Subsidizing higher ed

Congress should replace existing higher education tax credits with more direct financial aid.

by Daily Editorial Board

Despite the discouraging unemployment numbers among recent college graduates, higher education remains one of the best investments a person wishing to move up in the job market can make. The economy as a whole also benefits greatly from a more educated and skilled workforce, especially in our increasingly globalized job market.

Yet, the increasing costs associated with completing an undergraduate degree or higher exclude many Americans from enrollment. To make higher education more affordable, the federal government traditionally subsidizes college in two ways. The first is through Pell Grants, which is money awarded directly to students with the most financial need. The second way is through tax credits, of which there are 14 different kinds that students and their parents can qualify for. The application process to receive these tax credits can be complex, and students are unlikely to see their benefits until well after they’ve already paid tuition.

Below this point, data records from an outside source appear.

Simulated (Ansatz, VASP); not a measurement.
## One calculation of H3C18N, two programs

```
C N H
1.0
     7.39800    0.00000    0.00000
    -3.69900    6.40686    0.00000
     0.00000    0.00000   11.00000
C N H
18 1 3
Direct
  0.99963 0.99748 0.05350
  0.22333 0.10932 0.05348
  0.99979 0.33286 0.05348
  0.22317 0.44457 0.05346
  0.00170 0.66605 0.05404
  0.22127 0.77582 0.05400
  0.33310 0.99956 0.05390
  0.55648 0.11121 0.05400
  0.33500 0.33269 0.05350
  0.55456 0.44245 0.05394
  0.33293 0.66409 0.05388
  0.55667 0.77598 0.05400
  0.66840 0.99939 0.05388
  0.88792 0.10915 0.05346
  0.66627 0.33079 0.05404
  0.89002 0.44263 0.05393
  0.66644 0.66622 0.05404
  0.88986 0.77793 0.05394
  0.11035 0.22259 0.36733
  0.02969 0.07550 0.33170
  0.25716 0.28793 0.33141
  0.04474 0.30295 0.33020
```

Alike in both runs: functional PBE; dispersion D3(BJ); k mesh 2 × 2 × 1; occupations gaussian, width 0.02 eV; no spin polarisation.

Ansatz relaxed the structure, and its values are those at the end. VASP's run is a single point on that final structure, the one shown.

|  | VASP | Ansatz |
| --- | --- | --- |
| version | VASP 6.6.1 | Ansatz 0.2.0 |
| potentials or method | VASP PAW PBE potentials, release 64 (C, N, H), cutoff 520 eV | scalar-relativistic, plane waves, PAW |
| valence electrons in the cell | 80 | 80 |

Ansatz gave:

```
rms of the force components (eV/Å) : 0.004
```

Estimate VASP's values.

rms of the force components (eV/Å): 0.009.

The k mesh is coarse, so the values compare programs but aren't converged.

There isn’t much evidence that suggests these tax credits actually provide more incentive for people to enroll in a college or university. Congress should strongly consider eliminating these tax credits, which totaled up to $18 billion in 2009, according to an article published in the Christian Science Monitor last year. It could use the money it saved to instead spend on additional Pell Grants or another more effective way to reduce costs and encourage more enrollment in higher education.

High-paying jobs in the U.S. increasingly require a bachelor’s degree or higher. To ensure that the American workforce keeps up with the demands of the job market, Congress must work to subsidize higher education in the most efficient way possible. We recommend eliminating the education tax credits and, instead, increasing financial aid in more direct and effective ways.